U.S. Pledges Support for Investments in Sub-Saharan African Power Projects
Last week President Obama announced a package of programs that aim to increase electricity generation and transmission in Ghana, Kenya, Liberia, Nigeria and Tanzania. Headlined by $7 billion in U.S. government support and $9 billion in commitments from the private sector to invest in new generation projects, Obama’s initiative aims to “double access to power in Sub-Saharan Africa.” Although details are still forthcoming, the initiative is evidence of the enormous demand in Sub-Saharan Africa for new generation. New supply supported by the President’s initiative is likely to primarily be large-scale natural gas-fired and hydro generation, and it iss not clear how such projects will “double access.”
Less than a third of people living in Sub-Saharan Africa have access to electricity. Excluding South Africa, Sub-Saharan Africa has only 28 gigawatts (GW) of generation capacity for a population of approximately 850 million people. (For context, the Netherlands has 26 GW of capacity for a population of less than 17 million). With the exception of Nigeria, the five target countries have very low population densities and lower than average urban populations as a percent of the total population. In other words, dispersed populations either have no electric grid at all or have access to a grid with only meager capacity.

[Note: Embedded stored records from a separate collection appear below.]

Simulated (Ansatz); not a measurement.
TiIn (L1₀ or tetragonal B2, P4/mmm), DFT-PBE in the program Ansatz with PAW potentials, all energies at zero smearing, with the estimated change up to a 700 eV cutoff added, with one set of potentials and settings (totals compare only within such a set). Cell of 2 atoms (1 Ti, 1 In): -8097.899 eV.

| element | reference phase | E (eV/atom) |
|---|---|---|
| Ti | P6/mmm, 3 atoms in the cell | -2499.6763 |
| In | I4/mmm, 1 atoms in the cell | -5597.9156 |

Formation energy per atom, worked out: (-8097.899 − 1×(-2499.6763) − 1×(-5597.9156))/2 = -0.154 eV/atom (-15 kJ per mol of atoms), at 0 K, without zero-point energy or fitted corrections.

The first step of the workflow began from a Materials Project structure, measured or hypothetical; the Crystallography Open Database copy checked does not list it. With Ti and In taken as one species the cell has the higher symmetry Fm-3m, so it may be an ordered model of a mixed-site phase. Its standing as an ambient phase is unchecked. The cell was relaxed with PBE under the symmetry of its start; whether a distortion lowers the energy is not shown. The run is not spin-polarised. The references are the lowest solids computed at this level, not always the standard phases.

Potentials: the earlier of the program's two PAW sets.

New large-scale generation located near urban centers and industrial zones can be helpful in supplying stressed grids, and such projects are also likely to be the most feasible. The more daunting task, however, is to provide electricity to dispersed rural populations, 85 percent of whom in Sub-Saharan Africa have no access to electricity. Obama’s initiative includes $2 million in grants to African-owned and operated enterprises “to develop or expand the use of proven technologies for off-grid electricity benefitting rural and marginal populations.” The initiative’s private sector commitments also include “installation of 200 decentralized biomass-based mini power plants in Tanzania.” Such small-scale projects demonstrate that sub-Saharan Africa presents a range of opportunities, but that Obama’s initiative is focused on large-scale projects rather than reaching rural populations with decentralized alternatives.
Of the $9 billion in private sector commitments, just over $1 billion is for wind generation; fuel source for the balance has yet to be specified. Natural gas and hydro projects, however, are well-positioned to receive the bulk of the support. According to the mostrecent statistics (which are a bit out of date and incomplete), the five target countries currently get the majority of their power from natural gas and hydro, and oil is the third most common fuel, providing almost twenty percent of the countries’ electricity. New investments may include some oil-fired generation, but that fuel is generally more valuable for transportation than power generation.
Coal-fired generation is also unlikely to see major support from Obama’s initiative. Coal is used for electricity generation only in Tanzania, which is otherwise dominated by hydro and natural gas generation. Furthermore, in his recent Climate Action Plan, Obama committed to “end to U.S. government support for public financing of new coal plants overseas.” That commitment, however, includes an exception for “the world’s poorest countries in cases where no other economically feasible alternative exists.”
The target countries all have economically feasible alternatives to coal. Nigeria is a major oil and natural gas producer. Ghana has significant domestic sources of natural gas and also imports natural gas from nearby Nigeria through the West Africa Gas Pipeline. Kenya already produces significant geothermal power, and Obama’s initiative includes private sector commitments to build substantial wind capacity there. The imitative also includes commitments to build wind capacity in Tanzania, and although that country has significant coal reserves, it also recently announced that it has offshore natural gas deposits as well. Liberia has almost no electricity infrastructure and is currently focused on reconstructing a 64-megawatt hydropower facility that fell into disrepair in 1990 during the country’s civil war.
Obama’s initiative also includes commitments that U.S. government agencies will work with the target countries to “implement the policy, regulatory, and other reforms necessary to attract private sector investment in the energy and power sectors.”